Highly accomplished and in-demand, classical collective yMusic host a range of notable peers on their second album.
It might take a bit more time before consensus determines if the (relatively) recently coined term ‘indie classical’ -- a blanket that covers a blurry crossover where young star composers (Nico Muhly, Owen Pallett) and artists from the rock milieu who have branched into classical forms (Jonny Greenwood, Sufjan Stevens) both dwell -- will stick around longer than the usual labels of convenience. In theory, there may in fact be a kind of music that sits equidistant between that of Bach and Built to Spill, but unlike the peculiar hybrid form the term might suggest, in practice it approaches the ‘indie’ part more by way of aesthetic signifiers than by sound and structure (while the ‘classical’ part is, of course, apparent).

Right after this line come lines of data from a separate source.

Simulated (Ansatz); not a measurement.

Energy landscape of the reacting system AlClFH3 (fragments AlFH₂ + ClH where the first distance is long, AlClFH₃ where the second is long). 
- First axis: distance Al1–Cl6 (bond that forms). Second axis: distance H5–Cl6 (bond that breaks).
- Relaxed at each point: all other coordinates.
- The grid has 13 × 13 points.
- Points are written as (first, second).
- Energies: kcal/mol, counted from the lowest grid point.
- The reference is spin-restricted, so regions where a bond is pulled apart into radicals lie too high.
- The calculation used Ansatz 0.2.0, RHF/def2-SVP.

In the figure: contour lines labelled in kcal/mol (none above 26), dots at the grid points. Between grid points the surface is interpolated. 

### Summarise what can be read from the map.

The preponderance of evidence does show indie classical to be on a pronounced upswing, but it is worth noting some of those who have bridged this gap before. Think chamber music ensemble Rachel’s, who ceased releasing studio recordings not too many years before the first members of yMusic broached the idea of playing together while hanging out after a show by the National at Brooklyn’s BAM Opera House. Rachel’s were indie by scene, a refined branch on the Louisville, Kentucky post rock tree, whereas yMusic are perhaps more indie by association. Key differences aside (Rachel Grimes’ piano was always at the fore, and their music swam more in minimalism and melancholy), but they both use(d) not-too-dissimilar means to reach audiences of their peers whose record collections aren’t exactly brimming over with Brahms.
A recent interview with yMusic in the Boston Globe noted that the group’s name stems from the six members – violinist Rob Moose, trumpeter C.J. Camerieri, violist Nadia Sirota, cellist Clarice Jensen, flutist Alex Sopp, and clarinetist Hideaki Aomori – all being part of Generation Y, and it is tempting to see an aspect of generational outreach at work. Or, at least, some of the same shrewd marketing spirit that has driven hip-hop hits to be all about the guest list on any given track. Individually or in various configurations, the six of them have played with practically everyone, and as yMusic has collaborated with artists such as St. Vincent and My Brightest Diamond on Beautiful Mechanical, their first album, while Balance Problems brings in the aforementioned Muhly and Stevens, and a shortlist of other current leading young composers like Andrew Norman and Timo Andres. They are not exactly working with Lorde yet, but Son Lux, who produced Balance Problems, recently did, so perhaps that’s not too far off.
The music that the collective creates is thankfully less intimidating than their curriculum vitaes. The album’s eight pieces all succeed in similar measures, give or take a degree. Each collaborator’s signature is visible on their respective tracks, but their presence never feels outsized in its place among the rest of the record. The sequencing also keeps an eye on, yes, balance, with the longer, more challenging tracks typically followed by calmer, but no less engaging, pieces. Among those, “The Bear and the Squirrel”, which yMusic and composer/cellist Jeremy Turner have performed at venues such as Carnegie Hall and the Sydney Opera House, stands out for its restraint, as its foggy muted trumpet line drifts over a moss bed of strings, the whole of it tranquilly inhaling and exhaling, peaking in the middle with a brief mournful swell.
Muhly’s title track, Andrew Norman’s two-part “Music in Circles”, and Timo Andres’ “Safe Travels” will likely be the passages of Balance Problems that placate more dedicated classical fans, being the most outwardly ambitious. Indeed, the swirling, spiking peaks of “Music in Circles (Part 2)” pack enough fireworks to light up any climactic film scene the song could be set to soundtrack. Similarly, the penultimate “Everness”, featuring Marc Dancigers of the NOW Ensemble, awes with its descending figures that leap across a tense staccato surface, before a stretching thread of violin joins it to a more winding second half. A calming coda, Sufjan Stevens’ “The Human Plague” succeeds in finally putting all of the players’ instruments, heretofore restlessly bouncing off one another, in sync, via a gated effect across the entire track. Were “The Human Plague” placed at the start of Balance Problems it might have proved an equally fitting path in to the record, putting at ease those more at home on the ‘indie’ side of the spectrum, but it makes a fine way out all the same.